I told the class that Robert & I had only kissed once. When he went w/ me to that town of 1700 people & walked to the post office with me. Robert had said, that he felt like 1000 shotguns were aimed at him. I told him no, just 1000 eyeballs were watching... the 500 shotguns wouldn't come out unless we were undoubtedly a couple in their 1000 eyes. So we kissed chastely. Brave man. Eventually we did have a conversation about how our families would react if we really did date. I told him that my parents would try to be very modern and accepting, but the phrase, "what about the kids? would eventually be said. My grandparents would be much more stereotypically Kansan, but would eventually reacknowledge me. HIS family would have thrown a bigger fit, so he told me.

20 years later Robert & I are still friends, & he had agreed to be my escort (not DATE) to prom this year. He has since had to back out because of a job opportunity in the St. Louis area. But if he hadn't my ex would eventually have heard about it from the kids & had his 20 year old jealousy "confirmed" as reasonable.

Then I told the kids about how when my ex wanted to move to the "better, richer" (i.e. whiter) neighborhoods in Lawrence, I said NO. I wanted my kids in schools & neighborhoods w/ a wide variety of races. When I ran a preschool in my home, there were times when my kids were the minority. When I reflect on it though, almost every "non-white " kid was actually "mixed race". Native American, Asian, African-American & white. My daughter's best friends now are Viet Namese & Mexican; my youngest son's best friends are all black; my middle child mostly has white frineds, but seems to have had a first girl friend w/ an asian background (he's 8th grade & won't admit he had a girlfriend, but he did go to her house a few times & have dinner.)

& yet a student asked.... so how often do you have blacks in your house. Every day when I ran the preschool & anytime my son invites his friends over or they just ring the doorbell. But quite honestly, I rarely have anyone in my house white or black. My kids have people over all the time. Most of my friends live 40 miles away; we work together, & work is closer to their houses.

So I told one more story on myself. I was only running the daycare part time & going back to college to get my masters. I saw myself as open minded, non racist. Then one day I'm about to walk up a sidewalk on a hill outside during the daylight. At the top of the sidewalk was a group of males. Football player sized. They weren't going up or down, but were energetically standing around. I felt myself become nervous. I told myself to relax. It was daylight; they were students; there were other people around.... I stayed nervous. & I realized I was nervous because they were black. I was ashamed of myself. I couldn't believe it, but I knew it was true.

A couple of days later at another class I lady from Africa that I was just beginning to know, Kathleen, asked me to complete a survey to help her do research about people's reaction to handicapped folks. My dad had recently had heart attacks & strokes & was newly confined to beds, chairs & wheel chairs. I felt awkward a round him. We talked about it some, but then I told her that the questions actually reminded me more of how awkward I had felt the previous day. I told her the story. I said that w/ those men then & my dad I knew I shouldn't feel so awkward or nervous, but yet I had. & I didn't like it. A few weeks later when Kathleen & I were working on a class project together she told me that on that night we had first really talked she had called a friend & she had told my story & they had laughed about me. I didn't understand why. She explained, she had never met a white person who had been so open & frank about their own struggle w/ racism & been shocked, dismayed, & upset to discover that they were still.
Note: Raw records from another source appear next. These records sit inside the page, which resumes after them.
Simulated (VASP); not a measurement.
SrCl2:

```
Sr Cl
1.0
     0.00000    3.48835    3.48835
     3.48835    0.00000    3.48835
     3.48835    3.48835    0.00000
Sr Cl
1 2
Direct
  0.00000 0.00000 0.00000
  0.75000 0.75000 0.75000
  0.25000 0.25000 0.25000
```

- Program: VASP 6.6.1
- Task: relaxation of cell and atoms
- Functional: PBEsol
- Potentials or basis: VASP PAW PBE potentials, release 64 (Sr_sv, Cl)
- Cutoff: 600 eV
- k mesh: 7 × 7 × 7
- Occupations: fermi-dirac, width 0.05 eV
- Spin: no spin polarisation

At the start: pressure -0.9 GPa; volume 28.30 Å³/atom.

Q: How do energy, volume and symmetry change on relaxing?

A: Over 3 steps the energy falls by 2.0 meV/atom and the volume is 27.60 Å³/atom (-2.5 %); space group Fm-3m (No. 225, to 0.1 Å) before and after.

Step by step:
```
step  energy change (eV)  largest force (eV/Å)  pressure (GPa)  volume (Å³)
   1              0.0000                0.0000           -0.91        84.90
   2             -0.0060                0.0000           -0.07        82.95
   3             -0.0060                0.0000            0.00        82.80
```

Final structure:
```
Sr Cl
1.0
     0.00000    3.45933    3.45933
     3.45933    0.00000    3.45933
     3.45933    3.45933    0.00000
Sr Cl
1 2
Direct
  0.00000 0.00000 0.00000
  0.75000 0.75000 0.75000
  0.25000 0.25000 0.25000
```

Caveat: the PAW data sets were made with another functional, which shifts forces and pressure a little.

Then I told the kids. that I never ever intended in any way to ever be racist, but I knew that I probably occaissionally made some kind of blunder. Like my parents not realizing that some of their ideas are actually racist. I gave another example of how in my first inner city school I assigned a "how to" essay. Several girls wrote about processing hair. They thought I was racist because I didn't understand their process or vocabulary. But then a few days later one of them was playing with my hair & asked why it was still so soft when it was straight. It comes out of my head that way. I can't make it curly. Then they understood. We were both just ignorant; not racists.

Meanwhile the young man became less upset. I talked to him privately. I told him that if I ever was racist to him, to let me know. I need to learn, cuz I do not want to be racist. If he ever heard I was being a racist to other students to listen carefully to their version of the story, to think about how I behave in general, ask me any questions he wanted to. & make up his own mind. He said ok, & we've gotten along fine ever since.

Any way. the principal found out from the angry girl & her buddies. Other teachers & students found out from the angry girl & her buddies. The principal asked me to take the questions down about a week later. My teacher friends found ways to introduce the questions into their classrooms. One girl point blank said, "oh, this is is about Ms Pete & ___________. ________ is crazy. Ms Pete is just being thought provoking as usual. Trying to get us to think about our futures." A few kids came to me & told me to ignore ____________'s reaction. I was cool w/ them.

But I'm still not going to do summer school. I decided the day the principal told me to take the questions down. I might even apply for a new job in a new district, but I've seen the subs that might be hired to replace me if the need for a warm body in the classroom gets too desparate. The kids need BETTER than that & I am a good teacher.

Did I tell you that a previous student, who I had just last year, nominated me for Who's Who Among American Teachers? Anyone want to buy me the commemorative plaque, or certificate? On my teacher's salary, I can't afford it. Not with the way I have to buy my own stapler, pens, white out, erasers, markers, novels for the kids to read and copy paper.

... Oh, ok. If I had sold my soul & stayed married maybe I could have then. But since I'm a breaker upper of a family, I deserve to be poor. But get this. I only claimed one of the 3 kids this year (we take turns) & I got money back from Kansas & didn't pay them a dime. I got a refund for sales tax on food with out having to have grocery store reciepts. I got the earned income credit on the federal, too. Ok, so I owed MO money since I actually earned the money there even though I don't live there.

Is it right that teachers who are responsible for the educating of the generations are payed so poorly that they qualify for these credits/refunds that were designed to help those at poverty level? & those who go on tv & can guess which briefcase to open can earn more in 30 minutes than a teacher will in several years if ever? Or what about those folks who move a ball from one end of a "field" to another for a few days a week for a few months a year who get paid more in a season, let alone in a career than a teacher will in a 20 year career. Is it right for a teacher of 20, or even 30 years to not be able to afford to retire?

True we teachers know the reality of pay when we sign up for the career. But those of us who are real teachers, we teach because that is who we are. No matter what we officially do or where we work; we teach others. We can't watch a tv show, read the newspaper, walk down the street without creating a lesson plan. We re-write the not-so good minister's sermon to teach it better, & then try to talk w/ the minister hoping to share a few techniques and insights w/o making him feel like we're telling how to do his job better. We teach because our democratic republic needs educated empowered citizens to actually pay attention to those in power & what issues are before them & elect intelligent folk... not just the one w/ the best advertising. Citizens who know how to recognize double speak for what it is. We teach cuz as James Baldwin said, this world needs fixing. Ok at 1 am, I'm too lazy to get the actual quote. Just go read his address to teachers.

& my eyes are bleary... 4:30 am was over 21 hours ago & I must go get some sleep..... & someday I must learn to make that little spell check icon actually work, because it hasn't tonight!